Label: Warner Bros
Release date: September 23, 2014
By: Johan Carlsson
I loved Lights’ (born Valerie Anne Poxleitner) former album “Siberia”, a fresh take on electropop that mixed commercial ambitions with indie sensitivities and electronics into a very satisfying cocktail. It was one of my favourite albums of 2012 (although it came out in Lights homeland Canada in 2011).
After a brief hiatus – she just had her first child – Lights returned with the poppy single “Up We Go”. It’s a lot more lighthearted and positive than her previous material, and it proved to be an indicator of the whole album “Little Machines”. It’s still very much electronic – although there are probably more guitars present, especially on the brilliant 80:s tinged second single “Running with the Boys” – but Lights has said herself that she wanted to be more experimental on “Siberia”, whereas this time she wanted to focus on the melodies and song writing. And it shows, this is “music for the masses” in a slightly more obvious way, and the sound is perhaps more inspired by the current popular indietronica / chillwave movement.
So, is it any good? Well, yes, but it doesn’t quite reach the lofty heights of her last album. I will always be a sucker for great melodies and Lights surely delivers on that aspect, but I preferred the crazier production of “Siberia”. The new material’s sound is a bit more “slick” in comparison, but it’s not watered down.
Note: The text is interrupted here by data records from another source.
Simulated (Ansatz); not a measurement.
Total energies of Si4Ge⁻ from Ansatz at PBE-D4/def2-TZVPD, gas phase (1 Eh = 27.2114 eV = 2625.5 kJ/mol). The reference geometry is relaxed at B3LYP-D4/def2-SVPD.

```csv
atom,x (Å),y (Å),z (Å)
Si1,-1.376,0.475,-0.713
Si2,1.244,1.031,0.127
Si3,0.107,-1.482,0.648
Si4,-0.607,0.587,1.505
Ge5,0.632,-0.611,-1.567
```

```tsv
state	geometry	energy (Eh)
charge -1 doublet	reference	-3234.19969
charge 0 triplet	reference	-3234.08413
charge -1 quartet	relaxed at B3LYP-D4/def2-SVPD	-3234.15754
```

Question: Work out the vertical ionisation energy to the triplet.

Case in point, the opening “Portal” is electronic ballad perfection, and “Muscle Memory” is blippy classic synthpop in a way that not even Erasure conjures up on their latest album, and so is “Meteorites” – all of them creating a warm, analogue, fuzzy feeling in my body.
While some might object to her aims of creating great pop songs that appeals to “the masses” it’s also obvious that it’s what she wants to do, since she’s in complete control of her music. “Little Machines” will very likely end up on this years best-of list too. Check out the deluxe version by the way, it’s got 3 bonus tracks that all continues the electronic pop path in style.